The Olympic Park is an extraordinary achievement, but even more impressive will be the slow regeneration of east London
Is it a fortnight-long party that will end with a crippling hangover or a once-in-a-lifetime boost to the UK’s struggling economy? With a week to go before the Olympics’ opening ceremony, opinion is tending towards the former.
While the mood is not helped by the security shambles, the Orwellian attitude of Locog and, of course, the weather, the truth is somewhere between the two.
Yet, what the Games has shown is we can move mountains if we need to.
When the Queen visited the site in 2005, it had the equivalent of 10 football pitches of Japanese knotweed, acres of fly-tipping, landfill and contaminated soil. By any standards the Olympic Park is an extraordinary achievement that no amount of naysaying can change.
Whether Britain can recoup the £9 billion-plus cost of the staging the Games, as David Cameron claimed this month, is doubtful. But Olympic success needs a completely different kind of measure than how much business it will generate in the future.
It is not simply that the Games was delivered on time and under budget, the legacy has the potential to change our approach to regeneration, from the old model based on large amounts of debt and ever-increasing property values to a slower and more inclusive one.

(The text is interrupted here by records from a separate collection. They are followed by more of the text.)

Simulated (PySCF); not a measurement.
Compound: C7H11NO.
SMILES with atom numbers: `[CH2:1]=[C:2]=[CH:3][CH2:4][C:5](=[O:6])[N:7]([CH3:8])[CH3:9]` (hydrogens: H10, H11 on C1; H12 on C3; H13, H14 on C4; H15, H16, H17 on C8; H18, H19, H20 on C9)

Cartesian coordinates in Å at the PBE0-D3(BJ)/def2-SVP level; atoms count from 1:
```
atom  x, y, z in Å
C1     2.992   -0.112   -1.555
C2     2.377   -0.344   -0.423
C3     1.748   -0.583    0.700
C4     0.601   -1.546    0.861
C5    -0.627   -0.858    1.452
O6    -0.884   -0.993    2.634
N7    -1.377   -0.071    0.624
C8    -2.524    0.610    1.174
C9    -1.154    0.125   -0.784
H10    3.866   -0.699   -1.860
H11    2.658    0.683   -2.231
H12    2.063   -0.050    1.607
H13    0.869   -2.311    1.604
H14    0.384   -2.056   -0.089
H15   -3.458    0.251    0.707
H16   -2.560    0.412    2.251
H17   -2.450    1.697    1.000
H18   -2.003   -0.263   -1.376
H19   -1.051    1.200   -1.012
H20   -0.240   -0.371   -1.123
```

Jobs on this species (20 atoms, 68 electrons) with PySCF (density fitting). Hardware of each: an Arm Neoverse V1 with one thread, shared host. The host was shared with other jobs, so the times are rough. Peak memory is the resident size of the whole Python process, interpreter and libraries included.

For east London this has meant fewer local jobs or affordable housing than promised. The stitching of the poorest part of London into the rest will also be slow and painful, and can no longer rely on government bailouts and lottery money.
But the slower pace allows those in charge of legacy to be more prudent and experimental. Small-scale projects like the White Building and alternative types of housing tenure are positive signs.
Architects and all those involved in delivering the Games should be given full credit — you have done a brilliant job. But the real test, and the real work, is still to come.